Why CRLF vs LF
— programming, systems — 1 min read
Programmers often grapple with varying line endings across diverse operating systems. I've encountered this frustration multiple times when opening a file created on Unix-like systems (such as Linux and macOS) in Windows, only to find one long line without any breaks.
This issue arises because Windows uses CRLF (\r\n
) to denote the newline character, while Unix-like systems represent it using LF (\n
).
The origins of this discrepancy can be traced back to the 1960s, when many early computer systems adopted TeleType machines as their console devices. These machines featured a physical print head that moved to print characters on tape. To transition to the next line, the print head had to return from the far right to the left and then move the paper upward to continue printing from the left. Consequently, the instruction for moving to the next line comprised a Carriage Return (return to the initial position) and a Line Feed (add an extra line).
Subsequent operating systems, including CP/M, which was designed for Intel 8080/85-based computers, adhered to this convention. MS-DOS inherited it from CP/M during its development, and the practice endured.

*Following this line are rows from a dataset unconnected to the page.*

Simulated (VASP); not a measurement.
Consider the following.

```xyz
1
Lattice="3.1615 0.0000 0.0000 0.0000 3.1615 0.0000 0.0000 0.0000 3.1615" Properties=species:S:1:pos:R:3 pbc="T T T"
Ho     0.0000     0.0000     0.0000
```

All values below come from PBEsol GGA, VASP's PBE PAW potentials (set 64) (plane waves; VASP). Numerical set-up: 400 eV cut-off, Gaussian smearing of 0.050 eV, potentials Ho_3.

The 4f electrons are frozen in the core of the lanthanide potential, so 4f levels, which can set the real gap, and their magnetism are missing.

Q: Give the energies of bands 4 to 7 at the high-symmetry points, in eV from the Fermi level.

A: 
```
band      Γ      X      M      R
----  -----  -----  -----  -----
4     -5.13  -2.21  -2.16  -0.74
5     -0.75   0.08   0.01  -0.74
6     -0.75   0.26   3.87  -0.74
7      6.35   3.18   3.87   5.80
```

The Multics operating system recognized this as wasteful and integrated logic into device drivers to identify the LF character and translate it as necessary for physical devices. Unix followed suit, and as a result, all Unix-like systems - comprising various Linux distributions and macOS - use LF as the line ending character.
It's intriguing that a decision made in the era of printing tape persists and continues to challenge developers today. Consequently, many programs dealing with files, such as text editors and version control systems, must accommodate both types of line endings. Some decisions, it seems, are indeed irreversible, but they certainly possess a captivating historical context.